It Happened in Wisconsin

There's nothing like a good baseball book to chase away the winter blues. Unfortunately, Ken Moraff's It Happened in Wisconsin is not that. It's not really a baseball book, though baseball players are the characters. It's more of a political allegory--how to reconcile idealistic leftist beliefs with the real world.

The novel is set in the '30s. The Racine Robins are a D-League team that barnstorms the country, from Binghamton to Topeka, with Major League-quality players. But they aren't interested in the trappings of fame. They are committed socialists, red jockstrap players, so to speak, who turn over the proceeds of their games to the poor and to labor organizations. They are so egalitarian that they don't have a manager.

"We knew how it worked on other teams. The star slugger had special privileges, the pitching ace had a private hotel room. They might even pay certain players a larger salary--as if a batting average had anything to do with a man's needs, or the needs of his family. Can you imagine? What reason could there be to divide men like that? To sort them into grades, one more privileged than the next." This is the unnamed narrator of the book, the team's pitcher, and it's kind of a ridiculous statement. Where else but sports is a meritocracy more natural, where results can be measured? Clearly professional sports and socialism can't exist side by side, but I'm not sure if Moraff knows that or is just having a joke.

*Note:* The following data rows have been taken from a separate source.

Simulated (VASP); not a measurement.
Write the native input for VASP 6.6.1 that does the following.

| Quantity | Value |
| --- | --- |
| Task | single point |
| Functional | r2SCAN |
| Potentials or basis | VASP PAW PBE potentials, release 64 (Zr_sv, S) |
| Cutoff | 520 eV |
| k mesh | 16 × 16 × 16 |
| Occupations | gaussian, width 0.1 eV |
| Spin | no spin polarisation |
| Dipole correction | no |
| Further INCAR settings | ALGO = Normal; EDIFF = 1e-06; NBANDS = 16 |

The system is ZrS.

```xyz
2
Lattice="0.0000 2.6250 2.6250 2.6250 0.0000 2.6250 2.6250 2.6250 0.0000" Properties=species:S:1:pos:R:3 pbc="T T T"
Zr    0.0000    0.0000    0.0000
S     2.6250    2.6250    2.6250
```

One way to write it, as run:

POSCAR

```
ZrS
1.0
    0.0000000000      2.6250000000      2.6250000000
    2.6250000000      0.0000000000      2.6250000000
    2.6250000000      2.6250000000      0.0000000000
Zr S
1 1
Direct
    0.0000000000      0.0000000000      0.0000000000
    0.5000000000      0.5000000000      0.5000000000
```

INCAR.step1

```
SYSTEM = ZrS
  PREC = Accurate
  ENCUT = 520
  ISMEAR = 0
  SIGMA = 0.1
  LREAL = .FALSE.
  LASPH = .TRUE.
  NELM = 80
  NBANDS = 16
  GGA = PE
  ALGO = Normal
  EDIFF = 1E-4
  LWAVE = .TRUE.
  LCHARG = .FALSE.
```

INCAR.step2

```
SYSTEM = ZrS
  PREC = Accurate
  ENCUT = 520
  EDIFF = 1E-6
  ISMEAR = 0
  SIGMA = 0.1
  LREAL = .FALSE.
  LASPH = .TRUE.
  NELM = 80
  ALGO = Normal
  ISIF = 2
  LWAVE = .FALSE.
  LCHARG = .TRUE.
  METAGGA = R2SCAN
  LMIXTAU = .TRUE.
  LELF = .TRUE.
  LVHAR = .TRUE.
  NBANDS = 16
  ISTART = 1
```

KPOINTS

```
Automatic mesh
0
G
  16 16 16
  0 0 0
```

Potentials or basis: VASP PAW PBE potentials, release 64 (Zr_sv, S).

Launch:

The team gets snowed in a hotel in Wisconsin. The very name of the place--the John D. Rockefeller, makes them bristle. They meet a businessman, Spencer, who says he is a fan, but is something like a metaphor for the serpent in the garden of Eden. He buys them dinner, but picks away at their beliefs, telling them they should be earning more money, so they can give the money away. He also tells them that there is such a thing as fate, but the most radical member of the team, the catcher, Ozzie, points out that that is the argument of the bosses--it's fate that some are poor and some are rich, and believing so keeps the poor people down.

Eventually Mike, the narrator's best friend, is wooed by Spencer's talk and his nubile young daughter, and succumbs to the lure and signs with the New York Yankees, the epitome of what the Robins think is wrong with the world. But this reminds the narrator, who is reminiscing while living in a nursing home, about how he let his ideals let the woman of his dreams get away. Did he do the right thing?

This is occasionally an interesting book, but overly didactic and not really for baseball fans, as it doesn't feature any actual playing of baseball. I'm as lefty as the next guy, but even I can understand how people who have more talent and more responsibility should earn more than people who don't. However, the core message of the book: "The team has to come first. Doesn't it?" is a good one, until the team must come second to the individual.

It Happened in Wisconsin is a noble effort, but an unsatisfactory one.